Only one of four people vying for seats on the Perkins school board believes a superintendent should have to live in the district.
Four Perkins Schools candidates seeking two open seats — Michael Ahner, Terry Chapman, J Franklin and Richard Uher — weighed in on the often hot-button issue during a Register-sponsored debate Thursday evening at Chet and Matt’s Pizza.
About 50 people attended the event in the restaurant’s banquet hall.
To connect with a community, Franklin said a district’s top leader, including Perkins School superintendent Jim Gunner, who lives near Toledo, must reside in his or her district. Ahner, Chapman and Uher said it shouldn’t be required, although it’s preferred because it sends a strong, positive message to taxpayers.
“It’s the job you do, not where you live that makes the difference,” Uher said. “If you can’t get the right candidate (in Perkins Township) and they’re not willing to move, you bring the best superintendent in to do the job regardless of where they live.”
Other inquires from the crowd targeted the district’s fiscal future. Candidates discussed tax levies and a dwindling budget, as all the district’s reserve funds will be spent by the end of the current school year. While the candidates all agreed a tax levy is inevitable, they disagreed on how much money the district should seek from taxpayers, especially given the board’s 2011 decision to move “inside millage” — funding used for day-to-day operations — into a separate account for building improvements.
The polarizing decision has effectively segmented the Perkins community, and it was reflected in the four candidates as well.
Ahner and Franklin proposed returning the 5.2 mills of funds back into the operating budget and then asking taxpayers for a smaller levy, possibly 2 mills, to get by in the short term. A future levy or bond issue would be required to fund building projects.
“The first thing we need to do is reverse the inside millage move that wasn’t voted on,” Franklin said. “It wasn’t illegal but it was unethical.”
Uher and Chapman said keeping the funds in their current location is the most feasible, cost-effective longterm option.

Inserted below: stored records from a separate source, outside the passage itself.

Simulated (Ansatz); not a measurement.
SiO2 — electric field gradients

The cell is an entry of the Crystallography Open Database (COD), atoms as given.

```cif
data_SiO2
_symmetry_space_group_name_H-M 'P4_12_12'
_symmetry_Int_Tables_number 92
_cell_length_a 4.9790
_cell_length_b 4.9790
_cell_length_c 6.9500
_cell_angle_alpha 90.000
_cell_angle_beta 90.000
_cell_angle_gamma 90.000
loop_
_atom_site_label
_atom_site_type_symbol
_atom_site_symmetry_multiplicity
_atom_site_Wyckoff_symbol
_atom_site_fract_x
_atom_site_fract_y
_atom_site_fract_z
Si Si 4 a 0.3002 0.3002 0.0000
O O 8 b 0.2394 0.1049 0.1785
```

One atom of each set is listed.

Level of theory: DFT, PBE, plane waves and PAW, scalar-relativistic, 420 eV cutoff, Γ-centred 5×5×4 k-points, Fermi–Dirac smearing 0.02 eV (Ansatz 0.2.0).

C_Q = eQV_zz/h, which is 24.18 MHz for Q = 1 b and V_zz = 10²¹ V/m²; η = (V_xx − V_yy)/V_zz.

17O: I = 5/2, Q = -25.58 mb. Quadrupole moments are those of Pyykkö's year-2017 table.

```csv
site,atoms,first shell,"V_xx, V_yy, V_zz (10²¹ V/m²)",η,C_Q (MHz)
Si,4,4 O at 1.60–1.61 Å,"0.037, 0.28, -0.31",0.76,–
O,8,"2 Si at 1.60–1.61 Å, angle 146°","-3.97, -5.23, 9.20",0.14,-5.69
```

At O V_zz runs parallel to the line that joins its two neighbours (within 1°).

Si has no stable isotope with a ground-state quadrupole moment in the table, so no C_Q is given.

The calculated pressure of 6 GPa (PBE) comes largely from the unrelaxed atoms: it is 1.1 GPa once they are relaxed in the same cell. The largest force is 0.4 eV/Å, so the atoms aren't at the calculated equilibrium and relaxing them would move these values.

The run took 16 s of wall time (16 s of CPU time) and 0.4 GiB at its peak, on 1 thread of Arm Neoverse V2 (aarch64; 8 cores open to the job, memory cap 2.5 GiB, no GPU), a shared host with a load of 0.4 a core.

The district is proposing a 10-year, 6.73-mill levy on the November ballot — its third levy attempt this year
— which both candidates said they support. The new funds would replenish the depleted operating fund while also supporting new building projects without an additional levy or bond issue.
“Moving the millage back is just a temporary fix,” Chapman said. “The move was not unethical. We as a district and a board have to manage our operational budget and our facilities, and we chose to move the millage to protect our facilities.”
The four candidates are seeking a four-year term on the Perkins school board. The election is Nov. 5.